Shepherd Neame Limited
Shepherd Neame Limited
Incorporated: 1698 as Faversham Brewery
Sales: £58.68 million (1998)
NAIC: 31212 Breweries; 72241 Drinking Places (Alcoholic Beverages); 42281 Beer & Ale Wholesalers; 72111 Hotels & Motels
Shepherd Neame Limited has the distinction of being among the oldest British brewers as well as the 15th oldest registered company in the world. It operates the Faversham Brewery, which has been brewing continuously over the same artesian well since 1698. “Shep’s” brews 50 million pints a year and exports three million. Bishop’s Finger, Spitfire, and Master Brew are among its beer brands. The firm controls about 370 pubs in the southeast of England, where it also operates hotels.
The water at Faversham, in Kent, contains calcium and naturally lends itself to ale production. By the 17th century, the town was supplying this region one of its favorite beverages. Although 1698 is the traditional date given for the founding of the Faversham Brewery, evidence suggests that it was merely moved at that date and had been in thriving existence for 20 years. The predecessor to Shepherd Neame was founded by Captain Richard Marsh, a member of the militia. After his death, Marsh’s daughter Silvester sold the property to Samuel Shepherd, a brewer and eminent citizen who had served as the town’s mayor.

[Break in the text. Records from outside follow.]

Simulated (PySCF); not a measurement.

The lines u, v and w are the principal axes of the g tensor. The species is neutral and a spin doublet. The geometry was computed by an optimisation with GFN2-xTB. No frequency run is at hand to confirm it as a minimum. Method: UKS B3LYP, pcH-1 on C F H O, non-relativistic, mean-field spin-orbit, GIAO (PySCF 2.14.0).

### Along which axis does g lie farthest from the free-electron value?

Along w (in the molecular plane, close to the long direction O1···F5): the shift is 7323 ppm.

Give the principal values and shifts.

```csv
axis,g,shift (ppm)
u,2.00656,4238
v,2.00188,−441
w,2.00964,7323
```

Shepherd took ownership of the brewery in 1742. Under Shepherd, the business also acted as an agent for London brewers and began acquiring its own local pubs. Shepherd’s son Julius inherited the family business in 1770 after being active in the management for 15 years. He continued to acquire pubs, and in 1789 bought a Boulton and Watt steam engine to replace horses as the company’s grinding and pumping muscle. The purchase prompted a progressive new name: the Faversham Steam Brewery. In spite of such entrepreneurial drive, in the early 19th century the brewery felt the negative effects of unrest among agrarian laborers (their jobs threatened by new threshing machines) and high levels of taxation due to the Napoleonic wars.
Giles Hilton became a partner in the brewery after marrying a niece of Julius Shepherd’s. Geographic expansion was a major concern during this time, and the firm acquired pubs as far away as Dover. Finding suitable tenants and maintaining ale houses accounted for a considerable amount of the partners’ time.
The firm encountered financial trouble and had to mortgage a £3,000 piece of property in 1847. Hilton, who had diverse business interests, then withdrew from the partnership, making the brewery’s position even more precarious.
Although John Henry Mares does not appear to have been experienced in brewing, he invested £5,000 in the venture, becoming a 25 percent partner, and pressed it to expand its brewing capacity. Its beers were proving increasingly popular around Kent, and when the railroad belatedly came to Faversham in 1858, Shepherd & Mares would capitalize upon the more convenient access to the London market.
Henry Shepherd, Sr., died in 1862, leaving his less capable son in the partnership. After the death of John Mares in December 1864, the firm therefore relied heavily on the young (28-year-old) Percy Beale Neame, who had only joined the firm that October.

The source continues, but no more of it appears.